For Ask BK Day...
Since you "commented" on Xanadu's closing last night...
Would you be "a David Merrick" if one on your shows - a show that you had written - opened on Broadway to some decent to positive reviews, and close it after a week? Basing your decision on the amount of the advance sales, the "buzz", etc.?
*Producing - and the Broadway Theatre - is a totally different business and "game" from David Merrick's days. Yes, Xanadu may be closing at "a total loss", but that should not discount the weeks and months of employment that the show provided to a talented company of actors, musicians, technicians and house staff. I mean, it's not like off-Broadway shows - or even off-off-off-Broadway shows - can recoup their initial investment - even if the show got great reviews and had sold out houses. Yes, that's sort of apples and oranges, but I think that's getting my point across.
I know that you are trying to make me seem like a heartless old poop for commenting, but be that as it may...
I wouldn't be a David Merrick because I wouldn't be the producer of something I wrote. So, if the producer of a show I wrote decided to close it because it really was taking a bath, I would completely understand - I'd have to. Again, you're personalizing this to make it seem like I personally am discounting the employment of actors and crew and the enjoyment of audiences. By your reasoning, every box-office flop musical that brought enjoyment and kept actors employed should run for over a year, but you know and I know that's not how it works. Side Show had its screaming, drooling fans who thought that show was the second coming - nobody came was the problem, but some of the people who showed up loved it. But reality is reality. And believe me, I know producing today isn't like producing in the time of David Merrick - Merrick was a real producer - these other guys have so much ego and there are so many of them and they'd rather die than have it look like they had a show that wasn't drawing, despite good reviews. The best example of this, and why they are no longer producing shows is the Dodgers - keeping Once Upon A Mattress open for over four months, despite TERRIBLE reviews, no business and no hope of an afterlife on tour. THAT'S producing. Not.
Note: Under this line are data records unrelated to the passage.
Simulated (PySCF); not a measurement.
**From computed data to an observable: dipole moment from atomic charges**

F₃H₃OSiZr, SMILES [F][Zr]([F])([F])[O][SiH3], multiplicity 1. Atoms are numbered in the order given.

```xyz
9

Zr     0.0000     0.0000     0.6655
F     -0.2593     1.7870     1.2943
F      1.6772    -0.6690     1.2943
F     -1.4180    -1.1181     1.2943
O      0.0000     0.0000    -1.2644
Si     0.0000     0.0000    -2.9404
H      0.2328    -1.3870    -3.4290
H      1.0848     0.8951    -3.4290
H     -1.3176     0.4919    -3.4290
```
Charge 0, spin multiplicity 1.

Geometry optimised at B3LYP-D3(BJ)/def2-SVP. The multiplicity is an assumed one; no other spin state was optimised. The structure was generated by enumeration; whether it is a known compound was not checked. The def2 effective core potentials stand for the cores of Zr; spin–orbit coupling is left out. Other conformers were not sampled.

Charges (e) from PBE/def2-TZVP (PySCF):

Whatever one thought of Xanadu (and I liked it fine), for almost half its run it lost money, and the times when it met its weekly nut or made above it, it did not make much, certainly not enough to pay back its investors. Will the tour bring in more money? Maybe - it really depends how a campy very inside show will play across the country, which may not be loaded with people who are smart enough to know that the show is making fun of a bad film they didn't see. The capitalization of Xanadu may have been reasonable for Broadway (I've heard five mil), but I guarantee you in those first four months where they were really struggling the investors had to have been called on to put more money in to keep it going.
I have no stake in the show at all - but to turn a blind eye to the reality of it, well, why? I'm sure Whoop-Up brought enjoyment to some of the people who saw it - every flop does. Carrie has its rabid fans. And we can name a gazillion others.